8. Tour Madrid’s Soccer Stadiums
If you’re a soccer fan, one of the best things to do in Madrid is to take a tour around the city’s soccer stadiums. Soccer is a big deal in Spain, especially in the capital city, with Real Madrid and Atlético de Madrid (the city’s two major soccer teams) having won the World Cup and the European Championships several times.
The most basic tours take you inside the stadium, where you can get a panoramic view. You’ll get to walk through the players’ tunnel, sit in the press room, check out the locker room, and sit in the presidential box. Most standard tours also include a walk through the museum where you can admire the team’s trophies and thousands of pieces of memorabilia.
9. Get High-Speed Thrills at Parque Warner Madrid
Just a short trip from the city center lies one of the best theme parks in Europe – Parque Warner Madrid. Here you’ll find all kinds of high-speed roller coasters, as well as a range of themed shows, stores, and restaurants. If you’re not a total adrenaline junkie, there are plenty of middle-of-the-road attractions that will suit you.
If you’ve got the time, we definitely recommend that you spend an evening at Parque Warner Madrid. Going on the rollercoasters after dark is a totally different experience than going on them during the day. It’s so much fun, and you’ll definitely regret it if you don’t.
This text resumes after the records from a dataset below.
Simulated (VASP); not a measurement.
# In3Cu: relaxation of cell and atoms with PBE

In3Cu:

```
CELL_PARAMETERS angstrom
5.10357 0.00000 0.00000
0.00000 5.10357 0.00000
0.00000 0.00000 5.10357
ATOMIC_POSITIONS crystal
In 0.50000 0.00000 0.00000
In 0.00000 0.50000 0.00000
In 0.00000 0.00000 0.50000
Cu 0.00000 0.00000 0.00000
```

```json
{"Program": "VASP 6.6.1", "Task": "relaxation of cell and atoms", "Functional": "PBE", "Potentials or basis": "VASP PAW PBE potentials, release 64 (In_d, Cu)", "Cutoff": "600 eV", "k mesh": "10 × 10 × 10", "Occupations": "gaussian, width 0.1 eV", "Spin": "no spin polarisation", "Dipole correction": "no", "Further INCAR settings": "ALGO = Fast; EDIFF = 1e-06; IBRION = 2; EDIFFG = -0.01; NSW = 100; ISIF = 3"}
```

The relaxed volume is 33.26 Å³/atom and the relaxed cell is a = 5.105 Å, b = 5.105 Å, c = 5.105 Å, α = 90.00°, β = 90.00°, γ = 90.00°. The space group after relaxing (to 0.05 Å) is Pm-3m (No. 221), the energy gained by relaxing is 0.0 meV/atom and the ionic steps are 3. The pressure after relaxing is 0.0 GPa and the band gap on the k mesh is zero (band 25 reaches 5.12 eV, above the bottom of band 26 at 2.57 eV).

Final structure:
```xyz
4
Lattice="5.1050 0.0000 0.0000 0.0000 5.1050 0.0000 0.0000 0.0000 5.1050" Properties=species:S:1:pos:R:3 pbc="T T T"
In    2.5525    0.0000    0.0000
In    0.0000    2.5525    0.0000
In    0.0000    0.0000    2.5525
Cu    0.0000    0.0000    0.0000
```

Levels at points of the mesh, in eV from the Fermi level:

If you visit during the summer, you’ll also get the chance to check out Parque Warner Beach. This incredible water park is right next door to the theme park and is guaranteed fun for the whole family! From super-scary slides where the floor disappears below your feet to chilled-out lazy rivers and fun zones just for kids, there’s something for everyone here.
10. Dine at the Oldest Restaurant in the World
For one of the most unique things to do in Madrid – as well as the rest of the world – head to Sobrino de Botín. Here you can enjoy a meal in the longest-running restaurant on the planet. Madrid’s Sobrino de Botín has been serving hungry diners for almost 200 years and is still open to foodies today!
Confirmed by the Guinness Book of World Records as the oldest operating restaurant in the world, Sobrino de Botín first opened its doors to visitors in 1725. Back then, diners had to bring their own ingredients, which would be cooked onsite. Today things are very different.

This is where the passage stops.